The Battle of Mu'tah (
In Islamic historical sources, the battle is usually described as the Muslims' attempt to take retribution against a Ghassanid chief for taking the life of an emissary. According to Byzantine sources, the Muslims planned to launch their attack on a feast day. The local Byzantine Vicarius learned of their plans and collected the garrisons of the fortresses. Seeing the great number of the enemy forces, the Muslims withdrew to the south where the fighting started at the village of Mu'tah and they were either routed or retired without exacting a penalty on the Ghassanid chief.[15][4][2] According to Muslim sources, after three of their leaders were killed, the command was given to Khalid ibn al-Walid and he succeeded in saving the rest of the force.[4]

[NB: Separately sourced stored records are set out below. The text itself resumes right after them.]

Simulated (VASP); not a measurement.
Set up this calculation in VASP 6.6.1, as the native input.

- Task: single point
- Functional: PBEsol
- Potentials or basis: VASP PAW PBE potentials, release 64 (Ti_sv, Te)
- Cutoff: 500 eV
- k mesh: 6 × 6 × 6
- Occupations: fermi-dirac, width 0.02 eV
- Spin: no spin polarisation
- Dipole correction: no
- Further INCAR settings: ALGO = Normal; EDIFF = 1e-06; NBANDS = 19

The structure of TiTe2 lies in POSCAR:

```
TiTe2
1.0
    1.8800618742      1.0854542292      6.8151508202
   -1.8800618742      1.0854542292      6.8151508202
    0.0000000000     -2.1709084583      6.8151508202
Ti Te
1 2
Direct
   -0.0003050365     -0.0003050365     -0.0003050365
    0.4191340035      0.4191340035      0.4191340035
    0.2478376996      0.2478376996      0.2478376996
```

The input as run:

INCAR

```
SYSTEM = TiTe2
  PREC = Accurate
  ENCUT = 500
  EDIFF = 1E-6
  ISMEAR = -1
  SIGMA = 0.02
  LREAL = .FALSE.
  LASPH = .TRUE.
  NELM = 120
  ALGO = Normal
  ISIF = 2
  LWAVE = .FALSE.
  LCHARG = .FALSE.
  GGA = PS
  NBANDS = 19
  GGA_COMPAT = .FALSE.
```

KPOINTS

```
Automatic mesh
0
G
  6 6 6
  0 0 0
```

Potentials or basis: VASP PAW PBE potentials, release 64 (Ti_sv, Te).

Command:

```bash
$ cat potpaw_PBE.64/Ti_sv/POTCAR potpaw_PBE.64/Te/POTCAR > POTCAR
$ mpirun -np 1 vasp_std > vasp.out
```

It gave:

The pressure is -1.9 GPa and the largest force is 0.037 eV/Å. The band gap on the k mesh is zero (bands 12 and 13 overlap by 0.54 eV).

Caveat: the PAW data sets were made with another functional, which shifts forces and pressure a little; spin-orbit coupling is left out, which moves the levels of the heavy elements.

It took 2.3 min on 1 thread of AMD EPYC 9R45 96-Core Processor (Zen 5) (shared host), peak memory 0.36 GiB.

Three years later the Muslims would return to defeat the Byzantine forces in the Expedition of Usama bin Zayd.
Background
The Byzantines were reoccupying territory following the peace accord between Emperor Heraclius and the Sasanid general Shahrbaraz in July 629.[16] The Byzantine sakellarios Theodore,[17] was placed in command of the army, and while in the area of Balqa, Arab tribes were also employed.[16]
Meanwhile, Muhammad had sent his emissary to the ruler of Bostra.[18] While on his way to Bostra, he was executed in the village of Mu'tah by the orders of a Ghassanid official Shurahbil ibn Amr.[18]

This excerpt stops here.